Denbighshire councillors heard first hand about the work being carried out by the Older People's Commissioner for Wales, Sarah Rochira, visited County Hall, Ruthin, on Monday.
Ms Rochira (below right) talked about her role and her priorities for action to ensure the wellbeing of all older people and that policies are in place to reduce any barriers to leading a fulfilling life into old age.
She told members about some of her key aims, which include promoting awareness of the rights and interests of older people in Wales, challenging discrimination, encouraging best practice in the treatment of older people and reviewing on the law affecting the interests of older people.
During the discussion, councillors also heard about what Denbighshire is doing in response to the Commissioner's agenda for change.
Cabinet Lead Member for Social Care, Councillor Bobby Feeley, and Older People’s Champion for Denbighshire, said: "It is well documented that we have a high proportion of elderly people living in our County and that demographic change is a key factor in our planning for the future.
"This is why it is important that we have excellent links with the Commissioner and to ensure we are working closely with her to provide the best service we can to our older residents and embedding the wellbeing of older people at the heart of our public services across the board - not just within a social services context.
"We completely agree with her that some aspects of the Social Services and Wellbeing (Wales) Bill are not fully worked out yet- laudable though they are. In particular we are concerned that the Bill is not fully costed.
"It has been extremely useful to hear from the Commissioner and I'm sure all members will take away something from our meeting with the Commissioner."
Ms Rochira said: “It was a pleasure to meet with Denbighshire County Councillors in Ruthin.
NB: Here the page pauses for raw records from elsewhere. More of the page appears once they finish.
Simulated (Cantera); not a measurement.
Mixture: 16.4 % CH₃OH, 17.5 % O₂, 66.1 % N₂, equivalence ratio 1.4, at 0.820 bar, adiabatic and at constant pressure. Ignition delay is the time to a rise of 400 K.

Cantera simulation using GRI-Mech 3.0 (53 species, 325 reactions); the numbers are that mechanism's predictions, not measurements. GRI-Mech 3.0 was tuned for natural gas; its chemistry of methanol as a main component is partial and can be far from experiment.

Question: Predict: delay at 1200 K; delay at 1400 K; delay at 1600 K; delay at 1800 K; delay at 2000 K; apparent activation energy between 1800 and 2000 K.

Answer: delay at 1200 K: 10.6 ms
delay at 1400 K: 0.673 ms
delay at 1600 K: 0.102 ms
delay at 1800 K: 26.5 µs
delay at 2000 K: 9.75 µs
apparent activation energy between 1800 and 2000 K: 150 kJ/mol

“This meeting provided a good opportunity to speak to councillors about my priorities. These include the need to focus more strongly on key local and community-based facilities such as buses and community transport, public toilets, pavements and community centres.
“These are essential to the maintenance of older people’s health, independence and wellbeing. As we grow older as a nation, we need to fundamentally rethink how we design and plan our communities.”